When Roe was passed, the crime rate dropped significantly (around 47 percent) 20 years later because children were not being put into unfit or dangerous homes. There are, in fact, more couples that want to adopt than there are children in foster care, and many are LGBTQ+ couples. Just last year, the Supreme Court defended a Catholic adoption agency’s right to discriminate against gay couples wanting to foster, making the foster system unnecessarily more crowded. 

If the mother decides not to put their child in the foster care system, she will not have universal healthcare and face food insecurity as social welfare programs continue to be unsustainable fixes to larger issues. If a person decides that they don’t want to raise a child in either of these conditions, it is certain they will take matters into their own hands and there will be an over 20 percent increase in pregnancy-related deaths.


I Want to Educate Young Women About Sex and How to Prevent Unplanned Pregnancies

The debate around pro-life and pro-choice is arguably one of the greatest political marketing tactics ever created.

The truth is, there aren't many people who are pro-abortion: Logically, we are all on the same side. No one wants a world in which their only options for an unplanned pregnancy are giving up their own life and scarring a child because they’re unwanted or putting them into a system that has no support for their physical, emotional or mental well-being. The statistics and research show clearly—for the life of women, codify Roe. For the life of children, codify welfare.
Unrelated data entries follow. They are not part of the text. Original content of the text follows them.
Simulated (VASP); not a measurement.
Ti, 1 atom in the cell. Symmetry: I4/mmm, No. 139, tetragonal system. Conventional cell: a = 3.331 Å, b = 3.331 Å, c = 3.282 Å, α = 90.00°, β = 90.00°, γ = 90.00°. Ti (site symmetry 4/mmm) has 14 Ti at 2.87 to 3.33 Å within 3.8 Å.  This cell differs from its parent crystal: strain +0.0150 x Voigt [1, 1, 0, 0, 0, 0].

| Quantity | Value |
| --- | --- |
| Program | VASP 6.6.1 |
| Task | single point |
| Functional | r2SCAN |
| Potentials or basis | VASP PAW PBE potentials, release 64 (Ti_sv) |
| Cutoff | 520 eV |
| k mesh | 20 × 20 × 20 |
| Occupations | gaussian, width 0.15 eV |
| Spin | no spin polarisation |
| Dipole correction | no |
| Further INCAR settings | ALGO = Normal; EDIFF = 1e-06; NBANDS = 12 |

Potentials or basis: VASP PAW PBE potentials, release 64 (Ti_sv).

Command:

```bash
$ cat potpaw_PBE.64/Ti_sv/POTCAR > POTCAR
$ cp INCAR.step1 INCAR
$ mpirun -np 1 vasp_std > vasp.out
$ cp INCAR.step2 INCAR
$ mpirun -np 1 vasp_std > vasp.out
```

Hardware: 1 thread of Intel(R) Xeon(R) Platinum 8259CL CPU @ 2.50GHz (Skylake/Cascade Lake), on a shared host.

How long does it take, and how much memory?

I stood outside the Supreme Court this week, protesting for my rights; I couldn’t help but notice the pro-life side where I once stood and where many of my friends and family still side. If you’re a pro-lifer and you believe that abortion is murder, that’s fine. I don’t have any desire to try and change your mind. But I do beg you to ask yourself: What is the state of our country if women would rather commit “murder” than bring up their child? And why aren’t you doing more to change it? 

More than anyone, I want to end abortion.

I want to end abortion by educating youth about consent and how to prevent unplanned pregnancies using widely accessible birth control. I want to end abortion by creating a better foster care system. I want to end abortion by improving our healthcare system. I want to end abortion by creating a world where everyone wants and chooses for a child (planned or not) to grow up. Don’t you?